Our thanks to the specialist VAT team at Croner for this sound advice about dealing with the purchase of goods under lease purchase, hire purchase, conditional sale or credit sale agreements when you operate under the cash accounting VAT scheme.

The client is a supplier of recycled and recyclable packaging and uses the cash accounting scheme as his customers are large and tend to dictate their own payment terms. Thinking about the future of packaging, he is about to buy an adjacent plot of land costing £300,000 + VAT to enable the business to expand in the future. The seller agreed to collect payments in three instalments over the next two years but when he agreed on those terms, he didn’t realise that he will need to account for output tax on the full selling price on the return covering the date of the actual sale. Can my client do anything so that this works on both sides? He doesn’t have the available funds to pay the VAT up-front as well as the first instalment, but doesn’t want the seller to change his mind.

This client is on cash accounting, which, as a rule, only allows input tax to be recovered when goods or services are paid for.  Obviously, your client could leave the scheme and switch to invoice accounting but this would not be ideal for his business generally and he wishes to remain on the scheme for as long as he is eligible.  However, there are some provisions within the cash accounting regulations that have the effect of excluding some transactions from the scheme, either to assist the cash flow of smaller businesses or for anti-avoidance purposes.  Notice 731 sets out these transactions in Paragraph 2.7, which has the force of law:

Purchases of goods under lease purchase, hire purchase, conditional sale or credit sale agreements are excluded from cash accounting, which means that even though a purchaser may be using cash accounting, he can recover the VAT up-front at the date of the purchase invoice or HP agreement.

Additionally, where a VAT invoice is issued on the supply of goods and payment is not due in full within six months, then HMRC guidance manual VCAS2200 confirms that this is also excluded from the scheme, as follows:

“Supplies where payment is not due for more than 6 months after issue of the invoice

The Regulation refers to supplies where payment is not due. Cash accounters who issue or receive such invoices must account for output tax and input tax on them using the normal accounting rules. They must not delay accounting until payment is made or received.”
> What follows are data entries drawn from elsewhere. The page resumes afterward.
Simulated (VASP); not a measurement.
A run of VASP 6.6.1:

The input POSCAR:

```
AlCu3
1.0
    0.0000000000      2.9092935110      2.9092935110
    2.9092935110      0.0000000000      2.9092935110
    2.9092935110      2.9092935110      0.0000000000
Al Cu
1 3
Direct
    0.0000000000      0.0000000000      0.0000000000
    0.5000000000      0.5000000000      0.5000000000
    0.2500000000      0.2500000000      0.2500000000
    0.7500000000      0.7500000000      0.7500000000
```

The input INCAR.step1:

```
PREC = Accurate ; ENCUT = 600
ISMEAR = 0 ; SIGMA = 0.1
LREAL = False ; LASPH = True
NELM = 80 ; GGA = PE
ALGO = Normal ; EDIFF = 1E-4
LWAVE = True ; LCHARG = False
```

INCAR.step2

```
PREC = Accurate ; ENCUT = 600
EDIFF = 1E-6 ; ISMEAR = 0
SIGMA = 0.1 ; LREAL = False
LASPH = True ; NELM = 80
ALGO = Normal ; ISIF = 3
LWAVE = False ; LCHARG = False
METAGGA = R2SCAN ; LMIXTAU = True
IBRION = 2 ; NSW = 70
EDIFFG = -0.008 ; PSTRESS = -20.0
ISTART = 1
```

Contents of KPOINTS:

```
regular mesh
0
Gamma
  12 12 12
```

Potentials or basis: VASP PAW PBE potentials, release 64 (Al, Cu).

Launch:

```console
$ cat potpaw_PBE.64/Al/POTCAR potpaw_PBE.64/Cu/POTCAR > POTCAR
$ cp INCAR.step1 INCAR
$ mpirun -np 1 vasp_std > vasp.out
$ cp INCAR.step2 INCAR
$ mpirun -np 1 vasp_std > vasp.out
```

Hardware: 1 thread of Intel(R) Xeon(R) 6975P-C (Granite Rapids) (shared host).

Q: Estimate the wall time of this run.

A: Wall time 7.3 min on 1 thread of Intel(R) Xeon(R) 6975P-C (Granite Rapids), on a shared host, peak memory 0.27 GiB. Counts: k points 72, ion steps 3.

The manual goes further than Notice 731, which does not mention the transaction from the purchase side at all; only referring to ‘supplies where you issue a VAT invoice….’ However, the wording in the manual makes it clear that HMRC’s policy is to apply the provision to both parties to the supply.

Therefore, as your client will be able to claim the input tax at the outset he should be able to pay it over to the seller, making the extended payment term a feasible option.  If they are able to time the sale so that the input tax is recoverable on your client’s return before it is due on the seller’s return, so much the better!

If their respective VAT staggers are not conducive to this, there is a provision whereby HMRC have the power to assign a credit owed to one taxpayer to another entity.  Your client would need to make a clear request to HMRC in writing, asking them to assign the VAT credit to the seller.  Detailed guidance on this procedure is not in the public domain but if HMRC agrees, it means that rather than receiving a repayment and then paying it over, HMRC would simply transfer it from the buyer’s VAT account to the seller’s to settle his output tax liability.